House Energy & CommerceCommunications legislation and regulation are moving back to the front burner in Washington as both Congress and the FCC turn up the flames on this policy area that has seen relatively little attention in the last five years. The Republican-controlled House leadership is pushing for a Communications Act rewrite, while FCC Chairman Tom Wheeler is beginning to stake out some positions on the Commission’s role in broadcast and internet.

On Wednesday four former FCC Chairmen, Richard Wiley, Reed Hundt, Michael Powell and Michael Copps, will testify in front of the House Energy and Commerce Committee as chairman Fred Upton (R-MI) and Communications and Technology Subcommittee chairman Greg Walden (R-OR) try to jump start a revision of the laws that govern telecommunications and media. The last major update to the Communications Act was in 1996, and Rep. Upton and Walden have released a white paper outlining a brief history of these revisions along with a set of questions to frame their effort[PDF].

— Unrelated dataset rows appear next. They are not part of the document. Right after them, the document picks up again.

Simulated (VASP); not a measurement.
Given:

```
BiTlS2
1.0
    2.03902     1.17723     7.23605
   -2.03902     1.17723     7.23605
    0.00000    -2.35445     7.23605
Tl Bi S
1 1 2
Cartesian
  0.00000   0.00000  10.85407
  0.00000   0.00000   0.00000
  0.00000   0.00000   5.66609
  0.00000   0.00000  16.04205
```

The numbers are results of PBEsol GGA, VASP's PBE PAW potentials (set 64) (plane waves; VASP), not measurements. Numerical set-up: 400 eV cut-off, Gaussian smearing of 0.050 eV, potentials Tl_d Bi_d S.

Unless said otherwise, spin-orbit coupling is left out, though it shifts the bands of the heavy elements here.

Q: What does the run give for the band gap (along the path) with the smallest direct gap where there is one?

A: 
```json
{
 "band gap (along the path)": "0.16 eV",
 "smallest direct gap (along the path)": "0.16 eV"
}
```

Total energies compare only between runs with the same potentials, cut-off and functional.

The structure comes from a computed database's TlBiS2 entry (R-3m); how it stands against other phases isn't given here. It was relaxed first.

Radio was forever changed by the 1996 Act, which eliminated the national cap on station ownership and greatly loosened local ownership restrictions, paving the way for the likes of Clear Channel and Cumulus to own hundred of stations. However, we can expect that internet and wireless spectrum regimes will be at the forefront for this week’s hearing. One might argue that the damage to broadcast radio is already done and impossible to roll back.

One of the big questions being posed by Upton and Walden is whether or not the current division in regulatory regimes between telecommunications services–like telephones–and information services–like the internet–is justifiable in the current environment. In their whitepaper they note that “Once the law distinguished that ‘information’ services would be largely unregulated while ‘telecommunications’ services would remain highly regulated, information services grew at a rapid pace.” You don’t have to read that statement too closely to see that this question is the tip of an iceberg with a deregulatory trajectory, rather than a warning shot for network neutrality.

Two of the four FCC chairmen scheduled to appear in front of the committee were champions for deregulation, with Copps being the strongest advocate for the public interest during his time at the Commission. Hundt, who served under President Clinton when the 1996 Act was signed into law, became a more outspoken critic of deregulation and industry consolidation in the years after his FCC term.

Even though broadcast radio is unlikely to be a major aspect of a Communications Act rewrite, we shouldn’t expect it to be ignored outright. A forefront issue of great important to radio will be the treatment of wireless spectrum and broadband services. As we see with AT&T’s proposed “sponsored data” plans, the future health of independent and noncommercial online radio services depend the extent to which wireless carriers are permitted to privilege data from certain companies and services.

There are glimmers of light at the FCC for radio fans concerned about additional waves of consolidation. The Commission recently scuttled its December 2011 ownership rules revision that would have further loosened restrictions on the cross-ownership of broadcast stations and newspapers. Chairman Wheeler made it clear this was a deliberate anti-consolidation move in remarks he made to a public town hall meeting last week in Oakland, CA. He also assured the audience that the Commission would examine closely “shell corporations” that large station owners set up to try and skirt local ownership caps.

At another policy address earlier the same day at the Computer History Museum in San Jose, CA, Wheeler also made assurances that “it is essential that the FCC continue to maintain an open Internet and maintain the legal ability to intervene promptly and effectively in the event of aggravated circumstances.”

Wheeler’s fellow commissioners made similar affirmations at the Consumer Electronics Show last week, although they punted on making any specific judgements about AT&T’s “sponsored data” plans. At another CES panel Wheeler said that they to learn more, but should be ready to intervene if the plan turns out to be anti-competitive.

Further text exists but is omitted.